In a little more than two weeks, most of Northwestern’s more than 8,000 students will pack up their bags, clean out their dorm rooms and head out for the summer. Two weeks later, hundreds of high school students will take their place as part of NU’s various pre-college programs.
If history is any indication, many of those students will go on to become part of the next three NU classes.
NU offers a variety of these programs. The College Preparation Program through Summer NU gives high school juniors and seniors a chance to take classes in many academic areas. But a fuller NU experience is the domain of programs in the National High School Institute and Medill-Northwestern Journalism Institute, whose students are affectionately known as “Cherubs.”
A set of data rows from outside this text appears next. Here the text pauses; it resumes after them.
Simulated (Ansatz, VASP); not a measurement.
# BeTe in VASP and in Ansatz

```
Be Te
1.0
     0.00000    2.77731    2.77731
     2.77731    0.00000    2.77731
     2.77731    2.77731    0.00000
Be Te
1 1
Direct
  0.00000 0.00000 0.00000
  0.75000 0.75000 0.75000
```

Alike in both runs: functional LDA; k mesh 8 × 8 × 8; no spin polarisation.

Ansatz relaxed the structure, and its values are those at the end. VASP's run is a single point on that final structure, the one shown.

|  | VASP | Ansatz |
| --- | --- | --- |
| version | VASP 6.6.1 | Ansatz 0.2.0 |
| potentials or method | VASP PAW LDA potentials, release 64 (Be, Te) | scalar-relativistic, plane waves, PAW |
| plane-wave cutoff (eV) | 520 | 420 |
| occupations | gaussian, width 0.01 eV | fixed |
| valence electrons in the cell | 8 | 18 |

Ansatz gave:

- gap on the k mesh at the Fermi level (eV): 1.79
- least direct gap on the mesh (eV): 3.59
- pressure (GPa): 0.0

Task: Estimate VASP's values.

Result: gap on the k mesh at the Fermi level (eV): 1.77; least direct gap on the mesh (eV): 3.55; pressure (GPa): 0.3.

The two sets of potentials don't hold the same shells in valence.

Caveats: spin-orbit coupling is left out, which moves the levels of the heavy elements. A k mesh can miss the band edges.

In more ways than one, recent developments in the Cherubs programs are mirroring the school as a whole.
“We have athletic camps, we have the Center for Talent Development, we have so many different things on campus,” University President Morton Schapiro said. “Do I think of the Cherubs as an early education that feeds in? Yes and no.”
Beyond shoving ‘a T-shirt in their hand’ and selling NU
NU boasts the oldest and largest pre-college, university-based residential program in the country. Still, competitors like Syracuse’s Newhouse School of Public Communications and NYU’s Tisch School of the Arts have similar programs, some of which, unlike Cherubs, offer college credit.
Roger Boye, professor emeritus at Medill and director of Cherubs’ journalism division, said the program’s focus on professional skills sets it apart.
“There are about 50 U.S. colleges and universities that offer summer programs for high school journalists,” Boye said. “Almost all of them focus on how to improve your high school newspaper. We try to focus on journalism as it’s done as a profession.”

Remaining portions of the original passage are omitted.